Sir John Chilcot says the inquiry looked at whether it was “right and necessary” to invade Iraq “and whether the UK could – and should – have been better prepared for what followed”.
“We have concluded that the UK chose to join the invasion of Iraq before the peaceful options for disarmament had been exhausted. Military action at that time was not a last resort.”
“The judgements about the severity of the threat posed by Iraq’s weapons of mass destruction – WMD – were presented with a certainty that was not justified. Despite explicit warnings, the consequences of the invasion were underestimated. The planning and preparations for Iraq after Saddam Hussein were wholly inadequate.
The government failed to achieve its stated objectives.”
The Iraq Inquiry, also referred to as the Chilcot Inquiry, covers the run-up to the Iraq conflict, the subsequent military action and its aftermath with the purpose to establish the way decisions were made.
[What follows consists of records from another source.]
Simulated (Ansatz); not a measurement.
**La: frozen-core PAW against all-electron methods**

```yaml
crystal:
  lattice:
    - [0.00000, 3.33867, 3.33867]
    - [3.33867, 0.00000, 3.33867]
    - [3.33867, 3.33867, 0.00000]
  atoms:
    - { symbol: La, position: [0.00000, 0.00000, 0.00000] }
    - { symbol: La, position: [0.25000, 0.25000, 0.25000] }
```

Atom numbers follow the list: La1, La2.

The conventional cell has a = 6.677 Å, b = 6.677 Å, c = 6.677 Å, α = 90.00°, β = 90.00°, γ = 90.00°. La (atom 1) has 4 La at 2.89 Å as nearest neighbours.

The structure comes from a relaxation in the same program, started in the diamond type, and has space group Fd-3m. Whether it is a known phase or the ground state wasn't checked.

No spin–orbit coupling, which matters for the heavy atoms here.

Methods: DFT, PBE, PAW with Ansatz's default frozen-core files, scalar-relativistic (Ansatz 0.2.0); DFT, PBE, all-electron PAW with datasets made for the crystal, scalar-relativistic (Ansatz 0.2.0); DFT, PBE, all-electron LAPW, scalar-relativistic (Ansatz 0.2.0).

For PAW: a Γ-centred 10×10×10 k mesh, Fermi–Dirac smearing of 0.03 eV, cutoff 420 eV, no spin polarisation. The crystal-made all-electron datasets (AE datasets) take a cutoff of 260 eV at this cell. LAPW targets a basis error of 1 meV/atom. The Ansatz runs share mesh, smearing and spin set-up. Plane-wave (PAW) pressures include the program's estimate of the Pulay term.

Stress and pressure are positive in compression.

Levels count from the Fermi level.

The purpose of this is to determine what happened and to identify lessons to ensure that in a similar situation in future, the British government is equipped to respond in the most effective manner.
The BBC have claimed:
“A leader of the Stop The War coalition has told protesters they should not accept the Chilcot report unless it includes the explicit conclusion that former prime minister Tony Blair lied about the need for the Iraq War. About 200 protesters are outside the QE2 where they have been reading the names of dead civilians and servicemen.”